I think the reason that this new "hybrid" 4x4 system in Albemarle is failing is that the school board implemented it for all the wrong reasons. All they were thinking about was saving $$$$, not about the students or teachers. How can this school system give all the administrators iPhones and use thousands of dollars worth of GPS devices to track school buses, but they don't want to hire more teachers to reduce class sizes and give the students a better education? It just seems to me that they don't really have their priorities in the right place. *NO* scheduling system is going to work out for Albemarle county if they are getting rid of teachers and the number of students stays the same or increases, simple as that.

I went to Western Albemarle back in the 80's. Now I have friends whose children attend school there. I was so disappointed to hear that the school had switched to a 4x4 block schedule. My high school son has been in 4x4 block in California for 2 years. It's been a nightmare. Unfortunately we are faced with moving mid-year to another school that is not 4x4 block. My son will have to "catch up" on three classes in order to remain in his grade. To those who say that this schedule prepares a high school student for college, I say BS. High school and college are two different things. Teenagers don't need the added stress. Cut them some slack.

Teenagers are WAY more advanced than kids 5, 10 and 20 years ago so "give them a break" is not the way to go. In my opinion. I have a senior and freshman in high school and the efforts to prepare them for the next level of their education is more difficult now than ever before. I am not a teacher, I don't work for the school district but I think this has potential. The opinions that matter most and should carry the most weight would come from teachers. They are the experts and know what works best for them in teaching children. Any teachers out there, I'd love to hear your opinion/concenrs.

Why not have "year round" 4x4? Basically have a spring, fall and summer semester, with a break of a week or two between each? This would reduce the time between classes, and give students more flexibility with scheduling, while not getting in the way of family vacations etc.

What is the current argument against year round school? It doesn't seem like kids that are an integral part of family farms like in the past.

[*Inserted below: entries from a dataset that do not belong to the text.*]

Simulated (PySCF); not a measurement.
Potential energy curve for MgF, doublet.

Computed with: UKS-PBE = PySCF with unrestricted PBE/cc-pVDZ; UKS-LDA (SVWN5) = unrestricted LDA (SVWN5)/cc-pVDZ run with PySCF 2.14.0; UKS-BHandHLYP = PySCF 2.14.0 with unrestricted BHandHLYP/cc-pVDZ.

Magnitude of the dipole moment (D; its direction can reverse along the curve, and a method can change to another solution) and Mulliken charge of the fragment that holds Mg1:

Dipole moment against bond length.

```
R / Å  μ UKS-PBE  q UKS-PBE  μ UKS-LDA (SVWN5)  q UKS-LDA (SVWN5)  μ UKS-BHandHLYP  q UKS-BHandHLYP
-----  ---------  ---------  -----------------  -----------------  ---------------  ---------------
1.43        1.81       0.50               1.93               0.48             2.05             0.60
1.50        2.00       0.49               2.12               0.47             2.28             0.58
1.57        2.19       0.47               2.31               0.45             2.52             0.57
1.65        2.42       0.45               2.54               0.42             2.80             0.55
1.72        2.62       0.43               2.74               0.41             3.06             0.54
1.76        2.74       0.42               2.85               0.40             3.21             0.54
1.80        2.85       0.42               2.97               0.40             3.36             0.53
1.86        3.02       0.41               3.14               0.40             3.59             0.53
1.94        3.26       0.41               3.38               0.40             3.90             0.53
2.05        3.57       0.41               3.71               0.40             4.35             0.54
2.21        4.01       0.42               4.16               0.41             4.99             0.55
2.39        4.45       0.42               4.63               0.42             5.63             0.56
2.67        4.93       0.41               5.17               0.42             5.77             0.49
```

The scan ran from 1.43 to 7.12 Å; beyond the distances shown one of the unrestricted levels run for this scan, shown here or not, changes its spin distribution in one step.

Hook your first paragraph is smarmy and unjustified:

"In a county where over 60 percent of the high school students receive advanced studies diplomas, anything that gets in the way of relentless achievement can send angry villagers, er, parents,to confront the creators of the Frankenstein creature known as block scheduling"

Besides being sophomoric and tedious writing, this suggests that there's something wrong with the educational agenda of those parents who care enough to see that their children aren't subjected to precipitous changes with no community input. This isn't Scarsdale parenting, it's giving a damn.

bill marshall,

I know UVA graduates who can't understand all the terms in car loans. LEnders are all about trying to snooker people on the bottom line. It's called being naive and young, which you were once too.

Yes, public schooling is having a problem, but those most responsible for the outcome are those being dumped on the most and expected to work for pennies. The teachers.

is ablemarle able to do anything right?

If the current lawsuits against the county by employees (retirees, bus drivers, police and others) are any indication, the county sure does know how to screw people.

Democraqcy,

The US education system IS a joke. An overwhelming minority of kids graduate utterly clueless. The kids that succeed are the ones who would have suceeded in ANY system. 40 years ago you had a few failures, a few successes and a lot in the middle who did just fine. Today, you have do more successes, but way way more failures. And lots and lots of people out there who are unable to function in their daily lives. They cannot balance a checkbook , they cannot read a rental agreement or negotiate a car loan. They cannot explain the function of Government as was established. A lot of them are under the impression that Thomas Jefferson was married to "weezy".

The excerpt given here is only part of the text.